Good morning Obots!
Today’s NBA trailblazer is Mr. Don Barksdale.
Donald Angelo “Don” Barksdale (March 31, 1923 – March 8, 1993) was a true pioneer as an African-American basketball player: the first to be named NCAA All-American; the first to play on a United States Men’s Olympic basketball team; and the first to play in an National Basketball Association All-Star Game.
Born in Oakland, California, Don Barksdale attended nearby Berkeley High School, where the basketball coach cut him from the team for three-straight years because he wanted no more than one black player.
Barksdale honed his playing skills in park basketball and then played junior college ball, before earning a scholarship to UCLA. A 6’6″ center at UCLA, he became the first African American to be named consensus All-American in 1947. In 1948, he became the first African American to play with the U.S. Olympic basketball team and the the first African-American to win an Olympic gold medal in basketball.
In 1949, the personable Barksdale was hired to be the San Francisco Bay Area’s first black television host, moderating a program called “Sepia Revue” that featured the leading black entertainers of the day, among them Duke Ellington, Count Basie, Nat King Cole, Sammy Davis Jr. and Louis Armstrong.
In 1950, he was one of the first four black players taken in the NBA draft. But he was doing so well financially — by then, he had also opened a beer distributorship — that he didn’t sign with the Baltimore Bullets until 1951, when he doubled as a 28-year-old rookie forward and host of the Bullets’ postgame radio show.

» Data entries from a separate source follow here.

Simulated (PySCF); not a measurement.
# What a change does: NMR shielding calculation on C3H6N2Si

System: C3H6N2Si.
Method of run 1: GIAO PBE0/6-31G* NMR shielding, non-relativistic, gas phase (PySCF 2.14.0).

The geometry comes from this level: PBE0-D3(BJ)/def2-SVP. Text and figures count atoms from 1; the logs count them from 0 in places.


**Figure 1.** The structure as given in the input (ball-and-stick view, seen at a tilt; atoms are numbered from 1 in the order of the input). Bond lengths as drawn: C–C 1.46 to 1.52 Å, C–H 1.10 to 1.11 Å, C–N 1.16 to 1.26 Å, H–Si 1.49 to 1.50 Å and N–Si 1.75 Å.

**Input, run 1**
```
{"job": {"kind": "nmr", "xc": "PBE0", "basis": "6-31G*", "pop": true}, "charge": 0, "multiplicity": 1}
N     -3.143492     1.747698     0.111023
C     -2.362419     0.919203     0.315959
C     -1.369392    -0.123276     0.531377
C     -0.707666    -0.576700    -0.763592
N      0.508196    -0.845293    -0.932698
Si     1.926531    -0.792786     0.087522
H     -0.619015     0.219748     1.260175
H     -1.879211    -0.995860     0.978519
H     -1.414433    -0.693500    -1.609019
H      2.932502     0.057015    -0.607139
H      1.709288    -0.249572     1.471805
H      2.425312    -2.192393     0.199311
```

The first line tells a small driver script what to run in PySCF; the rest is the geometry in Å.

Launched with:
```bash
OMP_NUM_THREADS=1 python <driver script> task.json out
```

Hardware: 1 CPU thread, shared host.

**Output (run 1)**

While with the Bullets, Barksdale became the first African American to appear in an NBA All-Star Game (1953). Shortly afterward, he was traded to the Boston Celtics. Two years later, his playing career was cut short by ankle injuries.
After leaving pro basketball, Barksdale returned to radio, started his own recording label, and opened two nightclubs in Oakland. In 1983, he launched Save High School Sports Foundation, which is credited with helping to save Oakland school athletic programs from collapse.
The Wire character D’Angelo Barksdale is named in his honor.